Backflow can contaminate school drinking water. It's a risk whether you use the town water supply or have your own water supply. You must manage this potential hazard.
Visit our Drinking water in schools webpage to find out more about drinking water in schools that use the town supply, and self-supplying schools.
If you identify a backflow hazard at your school or thnk you might have one, seek expert advice from:
- your local council building inspection team
- a plumber, or
- an engineer.
You'll probably need to install an appropriate backflow preventer or air gap system. This device stops the water from flowing backwards. It can be fitted:
- at the point of possible contamination, or
- to the water supply.
Requirements for installing a backflow preventer
If you're installing a backflow preventer as part of new work on an existing school building or in a new school building, you must follow the Building Code (G12 Compliance document).
If you're installing a backflow preventer in any other circumstances, we recommend you still comply with the Building Code requirements. In this way, you can manage any risk.
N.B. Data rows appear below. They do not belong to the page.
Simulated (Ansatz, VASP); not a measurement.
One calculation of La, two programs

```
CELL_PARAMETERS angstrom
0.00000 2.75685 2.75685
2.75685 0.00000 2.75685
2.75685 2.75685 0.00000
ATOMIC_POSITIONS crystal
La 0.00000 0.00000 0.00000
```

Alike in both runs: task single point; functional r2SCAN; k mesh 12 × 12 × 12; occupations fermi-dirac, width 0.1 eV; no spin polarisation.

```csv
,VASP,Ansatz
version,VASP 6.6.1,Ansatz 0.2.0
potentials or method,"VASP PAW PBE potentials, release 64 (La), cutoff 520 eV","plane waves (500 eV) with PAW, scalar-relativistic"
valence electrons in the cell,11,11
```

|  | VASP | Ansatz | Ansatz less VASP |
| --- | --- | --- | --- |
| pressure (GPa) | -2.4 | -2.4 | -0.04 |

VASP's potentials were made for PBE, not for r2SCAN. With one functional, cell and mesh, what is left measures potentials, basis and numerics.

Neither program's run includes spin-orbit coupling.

Some councils direct schools to install backflow preventers at the school boundary. Their aim is to protect the town water supply from backflow and cross-contamination. Such requests can be enforced legally.
If your local council directs you to install a backflow preventer at the school boundary, you should first:
- contact your property advisor to get their confirmation and approval to go ahead with the installation
- get advice about the most suitable and cost-effective ways to prevent backflow
- get a suitably qualified person (such as an engineer or the drinking water assessor from your district health board) to check that the council’s assessment of the risk of contamination is valid.
Use your Five Year Agreement (5YA) funding to buy and install a backflow preventer.
If you don't have the funds in your 5YA funding, you might be able to get Budget Plus funding. Contact your property advisor for advice.
Find out more about Budget Plus funding for school property work.
Maintaining backflow preventers
Use your Property Maintenance Grant funding to pay maintenance costs for a backflow preventer.